Critical Metrics to Consider for Your Budget Prep
It’s budget season and Units Magazine has a well-timed article about which metrics are important to focus on during your budget prep:
To be a successful operator, one must often focus attention on organizational data beyond the traditional metrics of physical occupancy, exposure and revenue growth. “By the Numbers: Calculating Critical Metrics” session panelists at NAA’s Apartmentalize discussed big data in property management operations and how operators should leverage data to be proactive instead of reactive.
Jared Miller, COO at property management company Red Peak, stressed using data to look forward and to use the market to define the KPIs that matter to your organization.
“When you do your budgets, you look at numbers through July, so you’re comparing to that data,” Miller says. “But we need to focus and shift our mindset to a year-over-year perspective. Focus on what will really move the needle. The market impacts what KPIs you should look at. If the market is strong, you might not look at occupancy. The critical thing is to measure what matters and what is actionable.”
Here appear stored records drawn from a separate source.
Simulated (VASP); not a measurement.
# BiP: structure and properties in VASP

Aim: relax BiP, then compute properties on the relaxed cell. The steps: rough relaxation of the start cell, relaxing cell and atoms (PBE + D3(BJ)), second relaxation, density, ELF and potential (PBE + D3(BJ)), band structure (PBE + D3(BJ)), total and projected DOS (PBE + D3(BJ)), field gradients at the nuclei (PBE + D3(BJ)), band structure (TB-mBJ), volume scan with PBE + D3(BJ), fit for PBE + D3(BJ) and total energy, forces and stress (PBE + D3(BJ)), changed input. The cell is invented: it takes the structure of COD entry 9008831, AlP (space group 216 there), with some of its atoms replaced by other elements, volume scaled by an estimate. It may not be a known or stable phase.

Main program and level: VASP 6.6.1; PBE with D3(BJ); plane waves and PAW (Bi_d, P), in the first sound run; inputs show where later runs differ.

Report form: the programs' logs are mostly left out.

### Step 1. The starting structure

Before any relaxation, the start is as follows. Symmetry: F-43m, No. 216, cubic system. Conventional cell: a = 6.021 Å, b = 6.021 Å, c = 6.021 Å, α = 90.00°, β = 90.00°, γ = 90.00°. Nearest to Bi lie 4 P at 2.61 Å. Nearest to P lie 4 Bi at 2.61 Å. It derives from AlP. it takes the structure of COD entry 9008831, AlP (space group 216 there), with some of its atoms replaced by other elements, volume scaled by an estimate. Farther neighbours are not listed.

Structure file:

Panelists agreed that operators should redefine the metrics they use to make decisions. Instead of focusing on physical occupancy, operators should focus on closing ratio, revenue per unit and year-over-year metrics. If operators can look at their performance over an extended period and set a goal based on improving performance over the same period during the next year, they will make impactful improvements.
Richard George, NOI Coach, says the “Measure, React, Measure” concept should be a recurring theme. “Do something different tomorrow based on what you measured today,” he says.
Operators should use data to track unexpected revenue drivers such as customer retention as well as employee engagement. While this data isn’t readily stored in a property management system, Clio Barker, President and CFO for The Associated Management Company, says operators should pull these metrics from third-party sources such as Yelp, Apartment Ratings and Google Reviews.
“[It costs] between $1,000 and $5,000 to turn a unit,” Barker says. “We know that the resident makes the decision to renew on the day they move in. So, the process of transferring that prospect to the resident and the handoff from the leasing team to the maintenance team is critical. We can learn how we did by checking third-party review sites.”